Friday, February 20, 2015

Three decade-old zombie rules

Q. Which is correct: The 20-million-year-old scroll or the 20 million-year-old scroll? – from Tucson, Ariz. on Fri, Feb 20, 2015
A. The second, though prehistoric dates are better phrased without a compound modifier: an object estimated to be 20 million years old. That long predates humans so it couldn't be a scroll.
With respect to our friends at Ask the Editor (who, to their great credit, introduce the annual revisions to the gospel in front of a room full of rabid style nerds, which takes no small amount of sand) -- no. That's just wrong, and it's wrong on a lot of levels, so stop it before you do any more damage to the cause of style.
AP style, like many, exempts number compounds of the million, billion and percent flavor from the general rule on hyphenating preposed modifiers -- reasoning, quite sensibly, that "$7.82 billion budget" and "4 percent increase" simply don't create the sort of ambiguity you get from "man eating blancmange" vs. "man-eating blancmange." The problem comes when the little compound turns into a bigger compound: in the example I still use in class, when a dozen photos taken 20 or so years ago become "two decade-old photos." It's charitable to call that one ambiguous; the word you want is "wrong."

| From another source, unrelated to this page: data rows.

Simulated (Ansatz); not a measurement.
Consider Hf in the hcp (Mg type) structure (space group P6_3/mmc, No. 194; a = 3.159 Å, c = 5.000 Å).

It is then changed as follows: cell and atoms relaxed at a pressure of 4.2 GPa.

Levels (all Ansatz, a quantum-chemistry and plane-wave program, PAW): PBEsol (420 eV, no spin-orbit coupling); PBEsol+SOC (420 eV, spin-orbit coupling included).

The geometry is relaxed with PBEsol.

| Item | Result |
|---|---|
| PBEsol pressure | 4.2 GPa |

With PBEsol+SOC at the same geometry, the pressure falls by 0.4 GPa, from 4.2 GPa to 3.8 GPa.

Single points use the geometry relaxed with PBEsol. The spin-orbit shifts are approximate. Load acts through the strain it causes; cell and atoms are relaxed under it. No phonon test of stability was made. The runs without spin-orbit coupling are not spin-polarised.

You could always write a rule that says "use hyphens to be clear" and count on the grownups in the room to figure it out on the fly. They generally do, but human beings -- especially copy editors -- are rule-loving creatures. If you're going to write a hyphen rule, write one that isn't likely to paint you into a corner: "Hyphenate the whole damn compound."
While you're at it? "Prehistoric" doesn't seem like a very intuitive cutoff point for when a bunch of numbers ought to be clumped into a compound. And if you think something couldn't be a scroll because it predates humans and their silly artifacts, you haven't been paying attention.